The appellate panel reversed summary judgment granted to the employer by the late Indiana Southern District Court Judge Larry J. McKinney in Mark McClesky, et al. v. CWG Plastering LLC, 17-1980. The case was remanded for further proceedings.

CWG was the successor entity to Gianino Plastering, which closed abruptly and filed for bankruptcy in 2012 after a court entered a $196,940 judgment against Gianino Plastering. The judgment arose from a decision in a lawsuit over the company’s 2009 collective bargaining agreement that alleged Gianino had underfunded it obligation to the Indiana State Council of Plasterers and Cement Masons Health and Welfare and Pension Funds.

Chief Judge Diane Wood wrote for the panel that CWG, operated by the son of the owner of Gianino, “went into business on the same day” the judgment was entered. “CWG took on at least some of Gianino Plastering’s customers, hired its employees, and without missing a beat completed jobs that Gianino Plastering had begun,” Wood wrote.

“… The district court ruled that the Funds had not produced enough evidence to proceed to trial. Our de novo review of the record convinces us to the contrary: the Funds proffered considerable evidence that a trier of fact could use to support its case against CWG, and so we reverse and remand,” Wood said.

Judges Frank Easterbrook and David Hamilton each wrote separate concurrences in the case. Easterbrook agreed with the decision and remand, but had reservations about choice-of-law questions that the majority found had been waived.

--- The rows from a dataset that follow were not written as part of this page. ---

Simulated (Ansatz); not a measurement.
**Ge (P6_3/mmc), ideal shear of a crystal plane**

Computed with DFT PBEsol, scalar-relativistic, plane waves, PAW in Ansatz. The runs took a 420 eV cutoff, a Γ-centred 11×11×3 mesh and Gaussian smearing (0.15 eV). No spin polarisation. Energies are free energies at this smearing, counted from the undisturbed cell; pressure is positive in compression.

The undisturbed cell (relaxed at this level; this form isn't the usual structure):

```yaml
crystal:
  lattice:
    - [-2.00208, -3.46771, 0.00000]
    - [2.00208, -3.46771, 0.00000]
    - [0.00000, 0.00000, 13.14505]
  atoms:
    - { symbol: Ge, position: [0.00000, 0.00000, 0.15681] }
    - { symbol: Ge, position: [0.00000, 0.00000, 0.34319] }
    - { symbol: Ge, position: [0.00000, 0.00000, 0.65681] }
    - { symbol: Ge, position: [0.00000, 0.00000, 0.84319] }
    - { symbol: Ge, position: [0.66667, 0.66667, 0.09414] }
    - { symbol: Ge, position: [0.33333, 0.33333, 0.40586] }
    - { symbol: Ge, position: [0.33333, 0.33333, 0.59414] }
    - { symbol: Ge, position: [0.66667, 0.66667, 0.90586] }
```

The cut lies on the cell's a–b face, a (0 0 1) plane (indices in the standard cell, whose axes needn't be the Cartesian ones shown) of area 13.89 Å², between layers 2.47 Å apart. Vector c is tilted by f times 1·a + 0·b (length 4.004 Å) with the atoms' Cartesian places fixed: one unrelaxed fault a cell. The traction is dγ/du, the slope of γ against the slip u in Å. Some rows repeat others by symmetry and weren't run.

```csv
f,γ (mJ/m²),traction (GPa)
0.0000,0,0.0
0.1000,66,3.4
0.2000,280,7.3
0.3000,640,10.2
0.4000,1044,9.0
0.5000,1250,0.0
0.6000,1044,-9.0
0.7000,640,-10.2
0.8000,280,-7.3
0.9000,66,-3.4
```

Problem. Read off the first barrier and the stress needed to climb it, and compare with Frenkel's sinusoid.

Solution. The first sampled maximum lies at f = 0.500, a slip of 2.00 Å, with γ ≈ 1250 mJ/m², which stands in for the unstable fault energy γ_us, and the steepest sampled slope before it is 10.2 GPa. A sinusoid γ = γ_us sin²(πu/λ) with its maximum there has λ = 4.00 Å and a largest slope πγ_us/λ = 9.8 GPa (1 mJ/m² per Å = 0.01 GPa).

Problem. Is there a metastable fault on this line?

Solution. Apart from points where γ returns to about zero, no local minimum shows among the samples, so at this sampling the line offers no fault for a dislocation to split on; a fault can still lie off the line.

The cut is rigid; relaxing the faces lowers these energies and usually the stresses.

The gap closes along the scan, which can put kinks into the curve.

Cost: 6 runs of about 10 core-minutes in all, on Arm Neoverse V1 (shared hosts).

“I agree with my colleagues that the case must be remanded, but I do not agree with them about what ought to happen next. I have reservations about choice of law and the content of federal successorship law to the extent it applies,” he wrote. “… Because the Funds seek to recover from CWG Plastering directly under two federal statutes, the district court has subject‐matter jurisdiction.

“It does not follow that federal law applies to all of the Funds’ claims,” Easterbrook wrote, noting the funds would have been worse off had the judgment been discharged in bankruptcy.

“… If Curt Gianino had consulted a good bankruptcy lawyer before taking over his father’s business, he would have been told these things. Ordering him to pay about $200,000 to the Funds is a steep penalty for the lack of legal advice and will serve as an incentive for family businesses to throw creditors, workers, and customers to the wolves,” Easterbrook continued. “Is that really what federal common law should achieve?

Hamilton’s concurrence took exception to Easterbrook’s.

“The federal rules of successorship liability under (the Employee Retirement Income Security Act) and federal labor law evolved as equitable doctrines to address the common practice of employers trying to sell their businesses so as to avoid their obligations under federal law,” Hamilton wrote. “In developing those rules, courts have indeed kept an eye on how those rules would likely affect people to alter their decisions in buying and selling businesses or their assets.”

“(T)he case now before us … does include powerful evidence of a bad‐faith effort to continue the earlier business while favoring certain creditors and leaving these Funds unpaid,” Hamilton continued. “If bankruptcy would be a better alternative, fairer to all creditors of an insolvent business, so be it.”

The case is remanded for proceedings on the union’s claims that CWG is liable for the judgment as well as ongoing violations of the collective bargaining agreement.